I have a PHP script which builds a sitemap (a XML file accodring to the standard sitemap structure).
My question is about improving it. As you you, a website has new posts daily. Also post may be edited several times per hour/day/month or whenever. I have two strategy to handle that:
-
Making a new PHP script which parse that XML file and finds the node and modify it when the post is edited and add a new node when a new post is added (it needs to count the number of all nodes before inserting a new one, since a sitemap file can has 50,000 URL utmost).
-
Exucuting my current PHP script according to a specific period daily (i.e every night on midnight) using a Cron-Jobs. It means rebuilding it from the scratch every time (actually building a new sitemap every night)
Ok which strategy is more optimal and profitable? Which one is the standard approach?
3
Answers
This depends on busy your website is.
If you have a small website where content changes happen either on a weekly- or monthly-basis, you can simply create an XML- and HTML-sitemap by script, any time new content is available and upload it to your webspace.
If you have a website with many pages and an almost daily update frequency, such as a blog, it is quite handy if you can automatically generate a new sitemap anytime new content is ready.
If you are using a CMS then you have a wide range of plugins that could update it incrementally. Or you could just make your script do it.

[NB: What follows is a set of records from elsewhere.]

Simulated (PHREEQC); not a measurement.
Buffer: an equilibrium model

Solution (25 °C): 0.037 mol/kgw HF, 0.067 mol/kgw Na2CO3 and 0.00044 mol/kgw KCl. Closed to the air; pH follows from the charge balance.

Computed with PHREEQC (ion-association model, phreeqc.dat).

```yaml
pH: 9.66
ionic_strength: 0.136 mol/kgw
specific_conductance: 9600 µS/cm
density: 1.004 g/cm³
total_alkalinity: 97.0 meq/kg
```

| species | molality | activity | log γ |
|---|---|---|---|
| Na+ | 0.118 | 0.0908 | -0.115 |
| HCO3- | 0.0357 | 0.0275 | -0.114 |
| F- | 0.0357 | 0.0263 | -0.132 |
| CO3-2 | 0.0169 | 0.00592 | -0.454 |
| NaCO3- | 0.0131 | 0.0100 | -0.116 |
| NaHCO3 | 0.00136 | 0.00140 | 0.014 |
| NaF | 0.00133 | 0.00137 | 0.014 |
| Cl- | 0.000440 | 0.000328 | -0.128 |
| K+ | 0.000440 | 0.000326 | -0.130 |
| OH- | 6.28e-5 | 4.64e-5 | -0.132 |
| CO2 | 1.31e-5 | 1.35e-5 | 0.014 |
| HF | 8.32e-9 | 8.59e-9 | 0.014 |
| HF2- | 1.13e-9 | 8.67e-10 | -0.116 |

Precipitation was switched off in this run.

Modifying a XML file has its dangers. One reason is that you need to compare and compile actions (replace, insert, delete). This is complex and the possibility of errors is high. Another problem is that sitemaps can be large, loading them into memory for modifications might not be possible.
I suggest you generate the XML sitemap in a cronjob. Do not overwrite the current sitemap directly but copy/link it after it is completed. This avoids having no sitemap at all if here is an error.
If you like to manage the URLs incrementally do so in an SQL table, treat the XML sitemap as an export of this table.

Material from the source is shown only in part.